While ESG (environmental, social, and governance) corporate policies were once relegated to green and environmentally focused companies, today, robust and authentic ESG strategies are an essential component of the world's most forward-focused and risk-averse corporations.
What is ESG?
ESG policies are a set of standards for a company's behaviours and practices. Environmental criteria should include a company's energy usage, waste generation, use of natural resources and treatment of animals. Social policies like attitudes toward the workforce, labour practices and interactions with local and global communities are key, while governance incorporates shareholder relationships and reporting and accounting practices.
Why ESG Matters Now
Beyond being the right thing to do, developing, implementing, and enacting comprehensive ESG policies is now universally understood as best practice. According to the Global Sustainable Investment Alliance, in 2020, ESG drove an estimated $35.3 trillion in investments, a third of all global assets under management.
As investor and regulatory pressures mount and scrutiny over greenwashing continues to increase, transparency and independent third-party authentication are vital in ensuring well-laid ESG plans are fully realised in companies adopting these policies.
Thankfully, a selection of EU companies is setting the bar in corporate ESG policy making.
The Governance Pioneer
Indeed, the worldwide employment website for job listings, is an excellent example of ESG transparency. The company proudly and publicly shares its strategy, goals, progress, and achievements, adopting a 360-degree approach to policy from its impact on the planet and people to how it manages private practices.
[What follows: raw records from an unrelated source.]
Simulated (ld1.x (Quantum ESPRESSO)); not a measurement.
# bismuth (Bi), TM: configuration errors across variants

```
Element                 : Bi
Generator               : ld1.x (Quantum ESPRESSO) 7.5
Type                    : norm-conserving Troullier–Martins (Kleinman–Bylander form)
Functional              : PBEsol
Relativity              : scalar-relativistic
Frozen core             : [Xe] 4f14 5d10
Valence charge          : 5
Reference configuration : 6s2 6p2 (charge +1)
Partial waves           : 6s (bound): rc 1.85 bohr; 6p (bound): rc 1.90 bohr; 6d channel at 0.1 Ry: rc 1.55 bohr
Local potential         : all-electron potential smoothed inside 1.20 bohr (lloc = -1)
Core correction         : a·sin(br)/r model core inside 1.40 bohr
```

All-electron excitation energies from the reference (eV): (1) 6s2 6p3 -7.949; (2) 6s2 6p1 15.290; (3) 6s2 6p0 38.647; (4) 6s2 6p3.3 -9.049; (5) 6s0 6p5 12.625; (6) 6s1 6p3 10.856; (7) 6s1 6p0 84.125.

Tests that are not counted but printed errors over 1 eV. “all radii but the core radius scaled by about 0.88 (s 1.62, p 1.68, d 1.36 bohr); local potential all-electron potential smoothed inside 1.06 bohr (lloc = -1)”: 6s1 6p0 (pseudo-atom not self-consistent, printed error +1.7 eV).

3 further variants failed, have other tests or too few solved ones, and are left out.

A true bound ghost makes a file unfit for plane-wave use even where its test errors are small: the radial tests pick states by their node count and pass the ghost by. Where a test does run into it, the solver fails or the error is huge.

Indeed achieved carbon neutrality in 2019 in conjunction with CarbonNeutral. Now it's setting its sights on being carbon net zero by 2030, with progress toward the target shared online.
In an effort to increase access and offer equal opportunities, Indeed launched Essentials to Work in 2022, a $10 million multi-prong investment to help struggling job seekers gain essential access to technology, transportation, and criminal record-clearing services.
As a business inspired and powered by people, governance is where Indeed's ESG policy really shines. Its supplier diversity mission has seen the company increase its female workforce to 50%, and they have set a goal of increasing underrepresented ethnic minorities to 30% by 2030.
The Big Picture Player
As a global technology and software leader, Microsoft takes its ESG policies as seriously as it does innovation. Its annual reporting and dedicated blogs allow shareholders, employees, and customers to stay informed and educated on its plans and progress.
Most noticeably, Microsoft firmly believes it must use its power, capital and influence beyond its company walls. Its ESG policies and strategy are bolstered with open-source technology sharing which aims to help the global community, rather than focusing solely on its bottom line.
As for specific, noteworthy ESG achievements and targets, Microsoft has been carbon neutral since 2012 and is committed to achieving carbon negativity by 2030. Microsoft also aims to protect more land and replenish more water than it uses by 2025 and 2030, respectively.
Putting its money where its mouth is, the company plans to deploy $1 billion of its own capital in a new Climate Innovation Fund to accelerate the development of carbon reduction and removal technologies that will help accelerate the world's climate goals.
With a further $50 million set to be invested in AI for Earth to accelerate innovation, becoming part of the Microsoft team means joining a movement that will move the dial on climate action.
HubSpot's culture code is "no product is ever done," and that's precisely the software developer and marketer's approach to its ESG strategy. Its efforts in climate action, creating equity within its workforce and the wider community, and its approach toward governance sets it apart in the industry.
While many companies continue to outsource ESG policy-making and tracking, HubSpot hired a Director of ESG in 2021, demonstrating a commitment to long-term development.
Ready to practice what ESG preaches, HubSpot offset 4,500 metric tons of emissions in 2021 to cover transportation and remote working impacts. It's also working with, and donating to, nature-based and renewable energy projects to help secure the future of its energy needs.
ESG is part of the fabric of day-to-day operations for its employees. HubSpotters have access to educational resources on sustainability, and there are plenty of ways for employees to get involved in initiatives. During a Plastic Free July challenge, employees saved 373 water bottles, 572 plastic bags, and 369 take-out containers by opting for reusable and readily biodegradable alternatives.
From personal habit changes of employees to large-scale industry disruption, HubSpot is using its ESG policies to set itself apart.
Joining the Change
For those interested in becoming part of the industry's future, joining a company with leading ESG policies is the best place to start. Whether you have a personal interest in sustainability or not, these companies demonstrate the resilience, foresight and innovation necessary to navigate the unchartered territories every industry faces in the coming years.